Music changed suddenly about 1600, when opera and monody superseded intricate counterpoint. It changed again when Gluck defeated Piccini and first voiced dramatic expression. It changed again when Beethoven, in 1804, brought forth his “Heroic Symphony.” It changed again when Wagner composed “Tristan und Isolde.” It may change again, and as suddenly, when the “Twentieth-Century Composer” evolves some new form or some different mode of musical treatment. In view of the great strides that have taken place in the art in America, it is not too much to say that possibly the new musical reformer may dwell on these shores. If anything like the advance, in composition, that has taken place here in the last twenty years should occur in the next fifty, the year 1950 might find Europe listening to the strains of an American and following his lead.
What the direction of the “Twentieth Century School” may be it would be dangerous to predict. Personally I believe that there will b a recession from the extreme dissonaces (sic) which modern radicals in music at present affect. There may also be a reaction against the unmelodic style that has characterized much of the recent music. The great orchestral advance that has been made by Wagner and by Richard Strauss will probably be retained, but tune will begin to reassert its rights beside fullness of harmony and grandeur of scoring.
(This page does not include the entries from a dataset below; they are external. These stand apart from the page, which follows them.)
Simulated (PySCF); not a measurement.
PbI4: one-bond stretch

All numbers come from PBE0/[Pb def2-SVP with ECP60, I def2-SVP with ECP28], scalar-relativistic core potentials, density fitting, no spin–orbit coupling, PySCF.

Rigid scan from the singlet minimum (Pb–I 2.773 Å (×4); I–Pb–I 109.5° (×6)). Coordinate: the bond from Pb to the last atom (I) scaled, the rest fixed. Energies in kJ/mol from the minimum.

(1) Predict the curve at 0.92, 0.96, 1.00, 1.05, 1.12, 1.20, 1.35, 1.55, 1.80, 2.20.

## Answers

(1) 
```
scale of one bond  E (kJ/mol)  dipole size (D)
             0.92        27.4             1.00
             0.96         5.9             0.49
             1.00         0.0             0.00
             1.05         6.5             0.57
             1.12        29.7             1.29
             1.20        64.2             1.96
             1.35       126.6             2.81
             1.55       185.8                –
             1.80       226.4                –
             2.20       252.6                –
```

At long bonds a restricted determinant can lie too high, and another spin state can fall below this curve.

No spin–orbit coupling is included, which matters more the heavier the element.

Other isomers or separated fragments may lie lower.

Will there be a distinctively American school? I think not. In fact, nationality in music is likely to grow less marked even in the European repertoire. As commercial prosperity advances the different types of national life grow fainter and fainter. One cannot make a composition about a flour mill or a calico factory. But America will have one factor in her life that may place her above some of the European nations,—always excepting Russia, which has a good chance of becoming the leading musical nation of the opening century,—she possesses certain types of existence that are romantic and ought to inspire typical music. The Western ranch, the mining life of Colorado, the plantation of the South, these may yet give a distinctive tone to American music, and may make the United States of the present century the musical center of nations.
W.S.B. MATHEWS.
Music will continue to occupy the attention of a very large and constantly-increasing proportion of cultured people as the form of art most available and inspiring for large social and festival occasions, for small societies, and for individual enjoyment. In other words, the tendency to enjoy music and to prize it—already operative in Egypt more than six thousand years ago, which has had, during the last two centuries, such a remarkable extension—will continue to be in force.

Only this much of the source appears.